A Whisper to the Reader
Twain's "Whisper to the Reader" is a surreal brief introduction to the text. In it he first makes claims for the accuracy of the courtroom scenes in the book, then refers to his stay in Italy, where Pudd'nhead Wilson was written. Twain says he has gotten his legal knowledge from a failed Missouri lawyer who now lives in Florence and works in a horsefeed shed owned by a "Macaroni Vermicelli." Macaroni's horsefeed shed is just around the corner from a spot where, according to Twain, Dante used to sit and watch his child paramour Beatrice as she came home from school. Twain also notes that he's been writing in a villa outside Florence with busts of ancient Florentines looking over him and adding their sanction to his work: his own ancestors, he says, are "but spring chickens" in comparison.
In this introduction Twain mixes a rough-and-tumble American ethos into an old-world setting. Beatrice is not the distant, ethereal child-beauty of Dante's poetry but a little girl scrambling through the streets, throwing wads of cake at opposing political factions. The section is an irreverent mixture of high-class and vulgar, old and new, serious and farcical--in other words, a perfect microcosm of Twain's work. A note of seriousness is present, though, in Twain's claims of legal accuracy and his nod to tradition and history. Pudd'nhead Wilson is to be a tragedy, as its title claims, and despite the playfulness, something important is at stake. By informing the reader that the book was written in Italy, and by making at least a frivolous attempt to place himself in a larger and older tradition, Twain suggests that his book describes a set of problems not exclusive to America; he also argues for his place in the canon of not just American but world literature.

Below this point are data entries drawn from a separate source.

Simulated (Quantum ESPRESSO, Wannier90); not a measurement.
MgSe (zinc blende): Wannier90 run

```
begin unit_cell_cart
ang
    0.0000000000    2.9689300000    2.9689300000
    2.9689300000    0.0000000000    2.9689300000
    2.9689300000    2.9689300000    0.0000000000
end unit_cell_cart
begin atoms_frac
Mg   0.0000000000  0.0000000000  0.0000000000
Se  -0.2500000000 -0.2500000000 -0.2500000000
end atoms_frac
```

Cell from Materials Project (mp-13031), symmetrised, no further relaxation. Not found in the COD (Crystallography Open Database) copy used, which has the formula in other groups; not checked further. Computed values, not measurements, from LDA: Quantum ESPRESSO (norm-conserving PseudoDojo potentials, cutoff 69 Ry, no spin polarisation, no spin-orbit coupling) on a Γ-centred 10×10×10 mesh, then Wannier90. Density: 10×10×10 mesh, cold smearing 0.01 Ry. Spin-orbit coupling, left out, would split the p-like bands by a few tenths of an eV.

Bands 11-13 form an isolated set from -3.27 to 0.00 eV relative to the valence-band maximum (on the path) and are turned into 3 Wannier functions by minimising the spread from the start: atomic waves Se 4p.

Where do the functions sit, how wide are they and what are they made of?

Importantly, too, Twain emphasizes the importance of the legal system to his story but also makes it ridiculous--his legal consultant is a failed Southern lawyer who has never practiced and is now a full-time stable-boy, and the Florentine senators whose statues overlook his study epitomize not justice but corruption. The legal system will be crucial to the plot of Pudd'nhead Wilson, and by beginning to spoof it here Twain reminds his reader to interrogate the concepts of justice and legality that will be encountered in this book.